Diskover Core Scanner Configuration

Overview

Every aspect of how a Diskover scan behaves at runtime — threading, file exclusions, cost rollup, plugins, and more — is controlled by a configuration model. You edit these settings through the Diskover Admin UI and select which configuration to use at scan time.

This guide walks through each configuration section at a high level: what it controls, why you'd change it, and which settings matter most. For CLI usage and task scheduling, see the companion Diskover Core Scanner Usage guide.

How Configuration Works

Where Settings Live

Configuration is stored under a scope like Diskover.Configurations.Default. The Diskover Admin UI reads the configuration model at runtime and generates the form controls you see on screen — so the field names, descriptions, and allowed values in this document match the Admin UI exactly.

Named Configurations

You can create multiple configuration variants for different scanning scenarios. Each variant gets its own scope in the database (e.g., Diskover.Configurations.nightly, Diskover.Configurations.fast).

To create a variant: Open the Default scope in the Admin UI, change the configuration_name field to your new name, and save. This duplicates the configuration under a new scope — the original is left unchanged.

To use a variant at scan time:

python3 /opt/diskover/diskover.py -c nightly /data

Without -c, the Default scope is always used.

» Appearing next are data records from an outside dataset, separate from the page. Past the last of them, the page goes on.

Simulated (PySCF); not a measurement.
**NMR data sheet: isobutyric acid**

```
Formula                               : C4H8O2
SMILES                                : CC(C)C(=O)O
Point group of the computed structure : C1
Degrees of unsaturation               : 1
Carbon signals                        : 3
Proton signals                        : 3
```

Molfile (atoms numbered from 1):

Common multi-config pattern: Teams that index the same filesystem with different policies might define a nightly scope that includes everything with cost rollup enabled, a fast scope that excludes temp and build directories for on-demand runs, and a forensic scope that disables plugins to minimize load while capturing stat metadata.

Editing via the Admin UI

Navigate to Settings > Diskover > Configurations > <configuration name>. Nested objects (Excludes, Plugins, StorageCost, etc.) appear as collapsible sub-forms. Save the configuration and it's immediately available for the next scan that references it.

Here we can create alternate scanning configurations that can be used to for scanning different volumes!

Importing Legacy YAML Configurations

If you have YAML configuration files from an earlier Diskover version:

python3 diskover.py --importconfig <file.yaml>

This imports the YAML into the SQLite database as the Default scope, automatically migrating any deprecated field names.

Threading & Performance

These five settings control how many OS threads the crawl and indexer use, and at what depth to split work across them. Getting these right is the single biggest factor in scan performance.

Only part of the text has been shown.